AS THE search for the US Air Force aircraft and pilot missing for two weeks resumed in Colorado yesterday, investigators tried to find an explanation in the personality and background of the pilot, Capt Craig Button.
He left a training mission involving two other aircraft over Arizona on April 2nd and flew 1,360 kms (850 miles) towards mountains in Colorado, where witnesses have reported hearing explosions and seeing flames.
The A-10 jet carried four bombs which were to be dropped on a practice target.
His father has denied reports of family problems following a recent holiday which might have caused Capt Button (32) to disappear while on the training exercise. Mr Richard Button, a former second World War pilot, told reporters at his upstate New York home that there were no problems and "anything that implies that he's dishonest is a lie".
Newsweek has reported that investigators are grilling Capt Button's fellow pilots to find out if he belonged to an extreme right wing militia group.
Conspiracy theories are circulating. One is that he landed his A-10 bomber in the mountains in Colorado, where it is being hidden in a secret bunker for an attack on the courthouse in Denver where Timothy McVeigh is on trial for the 1995 Oklahoma City bombing.

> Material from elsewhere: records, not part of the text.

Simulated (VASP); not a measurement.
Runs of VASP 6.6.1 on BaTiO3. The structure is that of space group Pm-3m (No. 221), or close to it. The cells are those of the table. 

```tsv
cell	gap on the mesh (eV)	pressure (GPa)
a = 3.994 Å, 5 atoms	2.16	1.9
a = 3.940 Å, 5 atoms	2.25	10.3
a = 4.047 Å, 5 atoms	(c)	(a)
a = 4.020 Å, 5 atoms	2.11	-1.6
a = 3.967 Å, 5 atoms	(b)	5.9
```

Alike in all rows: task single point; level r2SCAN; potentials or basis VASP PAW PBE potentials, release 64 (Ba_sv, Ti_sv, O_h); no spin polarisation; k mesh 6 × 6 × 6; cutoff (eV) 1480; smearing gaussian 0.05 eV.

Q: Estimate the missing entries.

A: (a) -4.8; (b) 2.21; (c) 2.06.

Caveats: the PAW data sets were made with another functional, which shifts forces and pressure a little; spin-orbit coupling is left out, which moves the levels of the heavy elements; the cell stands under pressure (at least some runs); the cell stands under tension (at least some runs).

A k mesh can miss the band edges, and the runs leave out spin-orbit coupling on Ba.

There have also been reports that Capt Button was upset because his mother had joined the Jehovah's Witnesses religion; but it has now emerged that she has been a member for years.
Six days before he vanished he had arranged a holiday for his parents in Arizona. They said they had left their son "in good spirits".
An airforce spokesman, Lt Gen Frank Campbell, said yesterday that following about 200 interviews no information which would help to recover the pilot or the plane had been uncovered. There was also "no evidence that he was anything but a model US air force officer", he said.
The American public has been fascinated by the strange tale of Capt Button, which resembles the plot of Broken Arrowe. In this recent John Travolta film, a pilot steals a nuclear equipped aircraft and disappears with it.
No suicide note had been found in the belongings of the missing pilot described by lifelong friends as an "all American boy". "All the way up to the flight the young man's behaviour was impeccable," Lt Gen Campbell said. "There was nothing to suggest anything unusual.
Improved weather conditions have allowed rescue crews to examine several of the sites which U2 reconnaissance planes had pinpointed as indicating metal objects under snow. The area where the missing plane is presumed to have crashed is remote, and mountainous conditions and bad weather have prevented search parties from gaining access until last Sunday.
An SR 71 Blackbird spy plane was assigned yesterday to fly over snow covered mountains in an attempt to detect the missing Thunderbolt.